Meet our resident writers
Dr Robert M. Francis
Robert undertook a full - time residency and divided his time between writing studios at Worcester College, Oxford and the Weston Library, Oxford. Robert also delivered a series of Evelyn Waugh - inspired, creative writing workshops, to members of Crisis Skylight Oxford.
Robert is a writer from Dudley. He recently completed his PhD at the University of Wolverhampton, where he lecturers on the Creative and Professional Writing degree. He's author of four poetry chapbooks: Transitions (The Black Light Engine Room Press, 2015); Orpheus (Lapwing Publications, 2016) Corvus' Burnt-Wing Love Balm and Cure-All (Black Light Engine Room, 2018) and Lamella (Original Plus Press, 2019). 2020 will be an even busier year for Robert as Smokestack Press publish his first full collection and his debut novel will be released with Wild Pressed Books.
Sophie is undertook a part - time residency and was based in a writing studio at the Weston Library, Oxford. Sophie also delivered a series of Evelyn Waugh - inspired, creative writing workshops, to local secondary school students.

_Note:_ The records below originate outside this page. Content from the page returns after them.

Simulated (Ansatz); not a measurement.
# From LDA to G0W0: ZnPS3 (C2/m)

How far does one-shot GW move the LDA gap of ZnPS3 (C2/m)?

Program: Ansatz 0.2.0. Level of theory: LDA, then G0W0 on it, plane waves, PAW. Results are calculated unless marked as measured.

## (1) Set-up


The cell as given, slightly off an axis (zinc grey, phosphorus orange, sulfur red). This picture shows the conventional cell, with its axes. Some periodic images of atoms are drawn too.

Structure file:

Sophie Swithinbank is a professional London based playwright, and is the 2018 recipient of the Tony Craze Award at Soho Theatre, with whom she is currently developing her play, Bacon. Sophie is also under commission with Bexhill College, writing a play for young people, Where There Is Smoke, which covers themes of sexuality, relationships and transformation. Where There Is Smoke, has had a rehearsed reading at the National Theatre, and will soon tour to schools and three further theatre venues. Sophie writes for Get Lucky Theatre, a company that she co-founded in 2016. See www.getluckytheatre.com for more info. Sophie has also written an audio drama for Theatre 503 that will be launched in May 2019. Previous works include Come Inside (Bush Theatre, 2017) and The Superhero (Lyric Hammersmith, 2017).
Evelyn Waugh’s most famous novel, Brideshead Revisited (1945) continues to inform a romantic image of the city of Oxford in the minds of those who visit, in search of ‘a city of aquatint’.1 Written over twenty years after Waugh left the city, Brideshead remains ‘a hymn to a world he thought was disappearing, both socially and materially.’2
Although Waugh only completed two-and-a-half years of a three-year degree, his time at Oxford University was more than sufficient to absorb the hedonism of student life in the roaring twenties, an experience that would continue to inform his writing throughout his career.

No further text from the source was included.